What is the Difference Between Tokenization vs. Encryption?

January 29, 2021

by Nilesh Parmar, Senior Privacy Engineer at Privitar

Hang on, why are we talking about the differences between tokenization and encryption?  Don’t they both do the same thing?  At the end of the day, they both just “scramble” the data so it’s unusable, right?  Well, yes… and no. In this introductory post, we’ll be looking at what tokenization and encryption are, when to use them and why you would use one approach over the other. 

What is Encryption?

When you encrypt data, you are “locking” your sensitive data in a way that only authorized parties can “unlock” it and see the actual values. The only way you can unlock that data is with a secret key. Whilst the data is encrypted, it’s basically unusable. The encrypted result is known as “cipher text.” For example, if I were to encrypt the name “John Smith,” depending on the encryption method used, the result could look like this:

John Smith = kMgJDrggu5099aycVkUMh3Vk+v5KpR9Vlj5nFRQ2nZc=

You don’t have much control over what the output looks like, which means that you can’t use this encrypted value for anything meaningful. But that’s the whole point!

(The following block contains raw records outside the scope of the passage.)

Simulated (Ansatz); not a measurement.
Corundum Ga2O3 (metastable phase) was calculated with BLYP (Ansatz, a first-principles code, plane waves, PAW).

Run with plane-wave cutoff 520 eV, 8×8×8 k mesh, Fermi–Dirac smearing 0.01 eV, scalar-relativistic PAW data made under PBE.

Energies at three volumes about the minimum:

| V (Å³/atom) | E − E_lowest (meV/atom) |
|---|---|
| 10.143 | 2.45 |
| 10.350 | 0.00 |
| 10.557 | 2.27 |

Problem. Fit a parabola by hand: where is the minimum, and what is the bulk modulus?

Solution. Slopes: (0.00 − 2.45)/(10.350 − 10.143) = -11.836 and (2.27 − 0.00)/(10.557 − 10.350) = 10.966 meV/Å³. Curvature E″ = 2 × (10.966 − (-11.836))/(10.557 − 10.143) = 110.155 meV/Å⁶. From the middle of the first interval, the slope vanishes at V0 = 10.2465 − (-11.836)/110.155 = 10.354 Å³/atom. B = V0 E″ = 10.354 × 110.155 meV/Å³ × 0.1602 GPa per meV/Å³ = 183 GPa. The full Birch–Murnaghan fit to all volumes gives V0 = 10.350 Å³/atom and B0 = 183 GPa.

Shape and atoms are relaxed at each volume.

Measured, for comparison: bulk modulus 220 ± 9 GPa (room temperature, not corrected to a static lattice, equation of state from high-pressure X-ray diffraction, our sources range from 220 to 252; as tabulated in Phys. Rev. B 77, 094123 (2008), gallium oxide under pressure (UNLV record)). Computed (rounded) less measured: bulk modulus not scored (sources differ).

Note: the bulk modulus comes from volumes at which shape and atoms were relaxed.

The thing about encryption is that it can be reversed. It is designed to be reversed, so that an authorized person can view and use the raw, sensitive data.  In the wrong hands, if someone wants to try hard enough, they can crack the encryption and get to the sensitive data. That’s why there are a range of encryption algorithms from simple to very complex, to suit your needs.

What is Tokenization?

When you tokenize your sensitive data, you are protecting it in a way that means you can still use it after the fact… and you have the ability to choose what that result looks like. For example, after tokenizing “John Smith,” it could look like this:

John Smith = J Smith

John Smith = Jxxx Sxxxx 

John Smith = Henry Ford

Tokenization can provide you with de-identified data that can still be used for analytics, machine learning, data sharing and many other use cases.The output can be completely disconnected from the original sensitive value.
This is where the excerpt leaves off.